James Foley was among the four who were waterboarded several times by Islamic State militants who appeared to model the technique on the CIA’s use of waterboarding to interrogate suspected terrorists after the Sept. 11, 2001, attacks.

Waterboarding often involves strapping a person down on a gurney or bench and pouring cold water over a cloth covering the face. It causes the sensation of drowning. “The wet cloth creates a barrier through which it is difficult — or in some cases not possible — to breathe,” according to a Justice Department memo in May 2005 about the CIA’s use of the technique.

President Obama has condemned waterboarding as torture.

“They knew exactly how it was done,” a person with direct knowledge of what happened to the hostages said of the Islamic State militants. The person, who discussed the hostages’ experience on the condition of anonymity, said the captives were held in Raqqah, a city in north-central Syria.


The Islamic State beheaded Foley last week in apparent retaliation for U.S. airstrikes on Iraq, where the militant group has seized large swaths of territory. The group, which also controls parts of Syria, has threatened to kill another American, journalist Steven J. Sotloff. He was seen at the end of a video the Islamic State released that showed Foley’s killing. Two other Americans are being held by the group.

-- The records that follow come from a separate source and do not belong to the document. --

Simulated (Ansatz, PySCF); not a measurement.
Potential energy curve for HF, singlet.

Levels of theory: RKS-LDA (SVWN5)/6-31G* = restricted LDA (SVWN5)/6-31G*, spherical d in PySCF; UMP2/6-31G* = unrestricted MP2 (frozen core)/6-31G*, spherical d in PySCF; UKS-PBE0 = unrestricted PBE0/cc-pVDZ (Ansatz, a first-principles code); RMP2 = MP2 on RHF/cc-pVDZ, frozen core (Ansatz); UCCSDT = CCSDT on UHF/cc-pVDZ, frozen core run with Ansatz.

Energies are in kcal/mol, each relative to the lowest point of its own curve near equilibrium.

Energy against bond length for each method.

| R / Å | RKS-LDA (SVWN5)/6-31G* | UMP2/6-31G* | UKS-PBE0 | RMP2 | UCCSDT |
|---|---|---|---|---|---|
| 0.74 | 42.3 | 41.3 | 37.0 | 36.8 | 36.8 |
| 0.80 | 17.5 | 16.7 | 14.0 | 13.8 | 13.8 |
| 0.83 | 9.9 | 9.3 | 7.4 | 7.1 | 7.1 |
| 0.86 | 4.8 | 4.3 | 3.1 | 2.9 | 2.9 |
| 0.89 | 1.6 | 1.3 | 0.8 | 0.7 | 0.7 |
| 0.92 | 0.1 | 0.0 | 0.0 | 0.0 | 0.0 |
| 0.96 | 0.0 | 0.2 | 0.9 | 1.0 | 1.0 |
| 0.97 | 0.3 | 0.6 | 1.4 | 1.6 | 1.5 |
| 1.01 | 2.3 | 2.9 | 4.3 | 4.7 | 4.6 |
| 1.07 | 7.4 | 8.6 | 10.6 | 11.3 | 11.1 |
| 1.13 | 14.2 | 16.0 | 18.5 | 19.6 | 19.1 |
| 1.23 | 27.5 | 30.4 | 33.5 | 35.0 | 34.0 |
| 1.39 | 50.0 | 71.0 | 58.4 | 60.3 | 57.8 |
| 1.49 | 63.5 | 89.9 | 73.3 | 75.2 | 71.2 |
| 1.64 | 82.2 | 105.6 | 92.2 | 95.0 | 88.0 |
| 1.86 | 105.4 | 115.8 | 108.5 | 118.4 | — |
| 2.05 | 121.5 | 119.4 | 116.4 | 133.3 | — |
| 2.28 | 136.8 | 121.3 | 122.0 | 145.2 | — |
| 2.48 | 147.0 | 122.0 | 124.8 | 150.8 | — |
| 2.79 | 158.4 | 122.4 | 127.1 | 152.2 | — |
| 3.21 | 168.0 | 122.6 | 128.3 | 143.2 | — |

A second person familiar with Foley’s time in captivity confirmed that he was tortured, including by waterboarding.

“Yes, that is part of the information that bubbled up, and Jim was subject to it,” the person said. “I believe he suffered a lot of physical abuse.”

Foley’s mother, Diane, said Thursday that she had not been informed previously that her son had been waterboarded.

The FBI, which is investigating Foley’s death and the abduction of Americans in Syria, declined to comment. The CIA had no official comment.

“ISIL is a group that routinely crucifies and beheads people,” said a U.S. official, using one of the acronyms for the Islamic State. “To suggest that there is any correlation between ISIL’s brutality and past U.S. actions is ridiculous and feeds into their twisted propaganda.”

Waterboarding was one of the interrogation techniques adopted by the CIA and sanctioned by the Justice Department when the agency opened a series of secret overseas prisons to question terrorism suspects.

Three CIA detainees — Khalid Sheik Mohammed, Abu Zubaida and Abd al-Rahim al-Nashiri — were waterboarded while held in secret CIA prisons. Mohammed, the self-proclaimed mastermind of the 9/11 attacks, was waterboarded 183 times, according to a memo issued by the Justice Department’s Office of Legal Counsel.

The three men, along with 11 other so-called high-value detainees, were transferred to the U.S. military prison at Guantanamo Bay, Cuba, in September 2006, when President George W. Bush closed the CIA’s overseas prisons.

Upon entering office, Obama outlawed the use of coercive interrogation techniques, including waterboarding.

Critics of waterboarding have said for years that the practice endangered Americans, putting them at risk of being subjected to the same brutal treatment at the hands of the enemy.

“Waterboarding dates to the Spanish Inquisition and has been a favorite of dictators through the ages, including Pol Pot and the regime in Burma,” Democratic Sens. Dianne Feinstein (Calif.) and Sheldon Whitehouse (R.I.) said in an op-ed in 2008. “Condoning torture opens the door for our enemies to do the same to captured American troops in the future.”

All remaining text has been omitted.